Now that that's out of the way - let's get down to business. This guide will cover the new group/sub-group/operation relationships you will find in TSM 2.0. We'll start with a little theory, and then we'll follow up with some practical "live" examples.
Why Groups? (and what's changed)
Groups have always been one of the primary features of TSM - offering goblins a way to sort and categorize their wares into collections of items, rather than having to deal with every single item on an individual basis. Groups help to save time, effort, and resources in order to help maximize your AH business. In a nutshell, groups are amazing.
Now that we've set the stage here's the kicker: TSM 2.0 Groups are even better!
More flexible, more powerful, and more profitable. Yes, the downside here is that this also comes with a little bit more overhead in terms of setup - but that's what this guide is for, right?
Let's quickly highlight some of the key differences between TSM 1 and TSM 2.0.

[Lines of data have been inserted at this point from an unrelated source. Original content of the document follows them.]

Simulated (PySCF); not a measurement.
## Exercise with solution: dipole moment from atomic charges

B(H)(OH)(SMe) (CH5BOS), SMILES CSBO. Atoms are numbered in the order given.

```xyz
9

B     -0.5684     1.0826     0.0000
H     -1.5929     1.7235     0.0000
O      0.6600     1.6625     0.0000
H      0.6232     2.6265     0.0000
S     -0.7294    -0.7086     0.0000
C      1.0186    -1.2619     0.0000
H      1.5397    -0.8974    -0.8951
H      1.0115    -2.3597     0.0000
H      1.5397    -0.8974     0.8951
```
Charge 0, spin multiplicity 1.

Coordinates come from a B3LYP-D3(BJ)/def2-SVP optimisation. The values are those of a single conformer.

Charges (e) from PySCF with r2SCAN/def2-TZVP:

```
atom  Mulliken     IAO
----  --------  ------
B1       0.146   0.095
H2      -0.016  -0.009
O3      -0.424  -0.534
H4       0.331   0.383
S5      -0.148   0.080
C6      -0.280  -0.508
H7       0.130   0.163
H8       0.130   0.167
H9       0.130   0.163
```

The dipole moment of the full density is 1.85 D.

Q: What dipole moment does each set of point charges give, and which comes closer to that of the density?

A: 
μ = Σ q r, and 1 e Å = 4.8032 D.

With TSM 1 - groups were primarily an Auctioning feature. A means of creating collections of items with similar posting/cancelling/resetting specifications. Crafting settings were handled on a profession level. Mailing had it's own set of settings, and shopping/dealfinding lists were their own thing as well.
With TSM 2.0 - groups and settings are united, via Operations, and while it might take some getting used to, it's a welcome change, and one that we'll be better off because of it. Groups have now been streamlined, and really only should be thought of as a means of grouping items. Operations are the settings that actually get things done. The real power of TSM 2.0 is the ability to combine the 2 pretty much unilaterally.
Groups vs. Operations
New to TSM 2.0, and replacing many of the old settings process are Operations. Every major facet of TSM will allow you to create operations (Auctioning, Crafting, Shopping, Mailing, Warehousing). The purpose of groups, is now ENTIRELY in sorting/categorizing items. It's very important to understand this distinction, because it opens up a whole world of possibilities, when you start to consider how many different ways you can sort a group of items, and how many different things you can do with them, and then realize how many more opportunities open up when you combine the two.
This is the new relationship between Groups and Operations. Now let's figure out how to get them working together and do so as efficiently as possible.
How to use Groups
Your first thought may be to simply import your old TSM groups. The TSM 2.0 download page recommends AGAINST this, and I'm going to strongly agree. Your second thought may be to dive in and start creating a whole bunch of groups and operations. Resist that urge, finish this guide and then move forward with a plan, instead.
Long gone are the days when your TSM groups had to configure ALL their settings before they resembled anything functional. TSM 2.0 is lean and powerful at the same time. Each of your groups/sub-groups can be assigned as few or as many operations as you like. With this in mind, it's essential to first consider EVERYTHING you'd potentially like to do with each group of items, and how you'd like to do it before you get too far. The ability to cascade various operations throughout an intricate group configuration might potentially save you hours of processing time down the road.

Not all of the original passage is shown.